Dancing Black History at the White House with FLOTUS, Michelle Obama
Dance Icons Debbie Allen, Judith Jamison, Virginia Johnson, and Fatima Robinson with 51 Teenage Guests Dance at The White House
On February 8th, First Lady of the United States, Michelle Obama, celebrated Black History Month in a manner dear to dance enthusiast’s hearts. She invited four African-American dance stars — Debbie Allen, choreographer, director, and producer of Fame fame; Judith Jamison, artistic director emerita of the Alvin Ailey American Dance Theater; Virginia Johnson, artistic director of The Dance Theatre of Harlem; and Fatima Robinson, Hip-hop innovator and recent choreographer of The Wiz Live! — to the White House to meet 51 black teenage girls for a day filled with discussion, dance classes, and finally, performances especially created to be danced by the teens.
Mrs. Obama opened the ceremony sharing her excitement for this special event in the White House by saying, “I absolutely love dance.” She spoke of being an avid Ailey fan and noted that the first piece of art in an early apartment she shared with her husband (before he was President) was a picture of Judith Jamison in Cry.
“Today is a special day for the entire country. For nearly 50 years the women gracing us here have been a driving force in the cultural life of this nation. From tribal rhythms to freedom songs, from modern dance to Hip-hop, they have told the story of who we are, who we were, and who we can be. We celebrate the people who shaped our heritage,” she said.
Video of a Day of Celebrating African American Women and Dance
Legacy and heritage were at the forefront as Mrs. Obama spoke directly to her young guests about the struggles the women artists before them had endured: how dancers, like Debbie Allen, were rejected outright from dance schools only because of the color of their skin; how black ballerinas couldn’t get hired and were told to wear white pancake makeup to fit into a mold. “Your presence here,” she said,“ is a result of the grinding hard work they put into this. This legacy is your greatest inheritance… My message to the young people here and the young people watching [is to] show that kind of education and discipline in any sphere…We fight for the opportunity to succeed, we prepare for the opportunity to shine.”
“The work isn’t over,” the First Lady emphasized, commenting that hopefully one day soon it won’t be headline news when a black ballerina is made a principal dancer.

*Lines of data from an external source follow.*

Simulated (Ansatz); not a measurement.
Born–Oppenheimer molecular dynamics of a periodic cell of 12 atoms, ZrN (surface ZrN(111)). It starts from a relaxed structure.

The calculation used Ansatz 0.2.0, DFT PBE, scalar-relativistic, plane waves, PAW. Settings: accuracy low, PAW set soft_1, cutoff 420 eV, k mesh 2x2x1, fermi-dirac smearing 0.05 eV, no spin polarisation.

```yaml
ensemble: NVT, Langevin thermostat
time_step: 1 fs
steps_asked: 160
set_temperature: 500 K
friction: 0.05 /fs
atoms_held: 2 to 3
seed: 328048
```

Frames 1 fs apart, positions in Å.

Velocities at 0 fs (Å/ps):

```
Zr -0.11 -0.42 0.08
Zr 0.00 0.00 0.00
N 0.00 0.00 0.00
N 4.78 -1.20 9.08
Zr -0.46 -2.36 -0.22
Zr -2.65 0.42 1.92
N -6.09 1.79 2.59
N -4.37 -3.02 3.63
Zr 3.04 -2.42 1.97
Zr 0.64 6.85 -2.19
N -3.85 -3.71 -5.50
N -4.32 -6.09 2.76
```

Mrs. Obama concluded her remarks by reminding the girls not to be nervous as they lined up to perform in the regal White House room underneath a glittering chandelier and in front of looming portraits of George and Martha Washington (Theodore Roosevelt’s picture to the right of George appeared to be looking on at the activity in wonderment), “This is stage is your home, this house is yours.”